## Libraries

In [None]:
import pandas as pd
import numpy as np
import torch
import random
from sklearn.model_selection import train_test_split
from sklearn.metrics import classification_report, confusion_matrix
import matplotlib.pyplot as plt
from sklearn.utils import resample
import seaborn as sns

from datasets import Dataset
from transformers import (
    AutoTokenizer, AutoModelForSequenceClassification,
    TrainingArguments, Trainer, DataCollatorWithPadding,
    EarlyStoppingCallback
)
import evaluate
import pandas as pd
import torch
from torch.utils.data import Dataset
from sklearn.model_selection import train_test_split
from sklearn.utils.class_weight import compute_class_weight
from transformers import AutoTokenizer, AutoModelForSequenceClassification, Trainer, TrainingArguments

from transformers import Trainer
from transformers import Trainer, TrainingArguments
import numpy as np
import evaluate

import re
from urllib.parse import unquote, urlparse
import string
from nltk.corpus import stopwords
from urllib.parse import urlparse
from nltk.tokenize import word_tokenize
import nltk
nltk.download('stopwords')
nltk.download('punkt_tab')




## Text Preprocessing Functions

In [None]:

def replace_url(match):
    url = match.group(0)
    parsed_url = urlparse(url)
    domain = parsed_url.netloc.replace('www.', '').replace('.com', '').replace('.org', '').replace('.net', '')
    path = unquote(parsed_url.path)

    tokens = re.split(r'[/@]', path)
    tokens = [t for t in tokens if t and len(t) < 20 and not re.match(r'^[0-9a-f]{16,}$', t, re.IGNORECASE)]

    if '@' in url:
        email_domain = re.findall(r'@<*(.*?)>*$', url)
        if email_domain:
            tokens += email_domain[0].split('.')

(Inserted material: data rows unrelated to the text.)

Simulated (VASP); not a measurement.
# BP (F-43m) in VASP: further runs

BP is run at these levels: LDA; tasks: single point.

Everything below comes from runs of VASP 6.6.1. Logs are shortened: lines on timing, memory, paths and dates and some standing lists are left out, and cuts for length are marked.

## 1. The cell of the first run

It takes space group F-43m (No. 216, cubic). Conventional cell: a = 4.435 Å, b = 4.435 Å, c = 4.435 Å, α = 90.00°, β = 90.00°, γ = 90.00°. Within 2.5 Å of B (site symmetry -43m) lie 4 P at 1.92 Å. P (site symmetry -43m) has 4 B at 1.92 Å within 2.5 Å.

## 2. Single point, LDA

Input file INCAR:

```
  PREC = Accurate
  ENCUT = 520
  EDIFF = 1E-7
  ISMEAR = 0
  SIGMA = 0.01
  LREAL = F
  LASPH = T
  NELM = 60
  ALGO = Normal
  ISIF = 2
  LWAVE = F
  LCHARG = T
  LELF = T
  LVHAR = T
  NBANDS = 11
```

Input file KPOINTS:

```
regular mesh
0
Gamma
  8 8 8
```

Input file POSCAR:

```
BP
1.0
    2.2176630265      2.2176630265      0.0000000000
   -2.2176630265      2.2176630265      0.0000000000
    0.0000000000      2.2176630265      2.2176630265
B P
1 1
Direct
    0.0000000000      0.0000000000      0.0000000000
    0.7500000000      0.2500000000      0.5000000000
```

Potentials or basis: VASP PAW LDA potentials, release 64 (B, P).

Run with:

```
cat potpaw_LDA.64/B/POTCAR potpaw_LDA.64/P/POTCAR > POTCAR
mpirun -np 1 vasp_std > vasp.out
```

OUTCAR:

    tokens = list(dict.fromkeys(tokens))
    tokens = [re.sub(r'[^a-z]', ' ', token.lower()) for token in tokens if token.isalnum() or token.isalpha()]
    tokens = [token for token in tokens if token]

    return 'url of ' + ' '.join([domain] + tokens)

def preprocess_bug_report(text):
    if pd.isnull(text):
        return ""

    # 1. Lowercase
    text = text.lower()

    # 2. Format URLs
    text = re.sub(r'https?://[^\s]+', replace_url, text)

    # 3. Normalize config keys and code-like tokens
    text = re.sub(r'\{\{([^}]+)\}\}', r'\1', text)  # {{config.property}} → config.property
    text = re.sub(r'\b[a-zA-Z_]+\.[a-zA-Z0-9_.]+\b', lambda m: m.group(0).replace('.', ' '), text)  # keep config.package.class names as token sequences

    # 4. Remove punctuation except for useful symbols in code (e.g. underscore, parentheses, dot)
    allowed = set('_().')
    text = ''.join(ch if ch.isalnum() or ch.isspace() or ch in allowed else ' ' for ch in text)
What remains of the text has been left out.